Category Archives: audio transcription

Adobe CS4 Video Transcription

Technology for automatically transcribing speech has been around for some time now. Its even gotten usably accurate in constrained environments like doctor’s offices and legal depositions where systems can be trained on people’s voices and the background noise and environment can be controlled. But the holy grail of speech transcription is unconstrained automatic transcription that can be employed on a wide variety of content. Adobe took a stab at this in their latest release of Adobe Premier CS4 and I was pleasantly surprised with the results.

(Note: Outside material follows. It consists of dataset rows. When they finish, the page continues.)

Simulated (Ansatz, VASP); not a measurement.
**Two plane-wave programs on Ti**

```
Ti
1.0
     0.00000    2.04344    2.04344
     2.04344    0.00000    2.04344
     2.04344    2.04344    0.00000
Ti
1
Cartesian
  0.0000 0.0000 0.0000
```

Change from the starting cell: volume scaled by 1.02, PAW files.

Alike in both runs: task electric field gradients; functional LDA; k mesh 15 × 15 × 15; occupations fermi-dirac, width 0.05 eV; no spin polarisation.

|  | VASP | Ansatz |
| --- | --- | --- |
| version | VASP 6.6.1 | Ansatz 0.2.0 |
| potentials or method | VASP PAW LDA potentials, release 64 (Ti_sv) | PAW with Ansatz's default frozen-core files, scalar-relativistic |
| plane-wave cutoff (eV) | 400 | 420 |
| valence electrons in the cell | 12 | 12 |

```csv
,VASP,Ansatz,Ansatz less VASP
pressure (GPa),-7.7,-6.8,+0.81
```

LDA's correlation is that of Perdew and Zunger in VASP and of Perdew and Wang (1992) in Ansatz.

The transcription engine is conveniently accessible in the new Adobe Media Encoder. Transcription takes about 3x real-time in the “high quality” mode. I didn’t test the medium quality mode. Using 6 videos, all of which were 30 – 60s long I created manual transcriptions (ground truth) and then also ran them through the media encoder to get the automatic transcriptions. The videos ranged from news and documentary segments, to sitcom excerpts, to advertisements. Three of these videos had minimal to no background noise and three had variable amounts of music, laughter, and noise in the background. I compared the transcription output to the ground truth using a standard metric, the Word Error Rate (WER), which is essentially an edit distance measured between the transcripts. Here’s what I found:

The average WER for all six videos was an unimpressive 38.82%. But among the videos that were “clean,” that is they had little to no background noise or music the average WER was 14.87% which is actually pretty darn good for a fully automatic method. Studies have shown that a WER of 25% is about good enough to start being useful in interactive applications, so the 10-20% rate on the clean samples is really exciting since technology is finally good enough to start being useful! Of course, add in music, some laughter, or the ocassional neologism and everything’s out the window. But for that there’s still Audio Puzzler, which for the same six test videos pulled an average WER of 1.24%.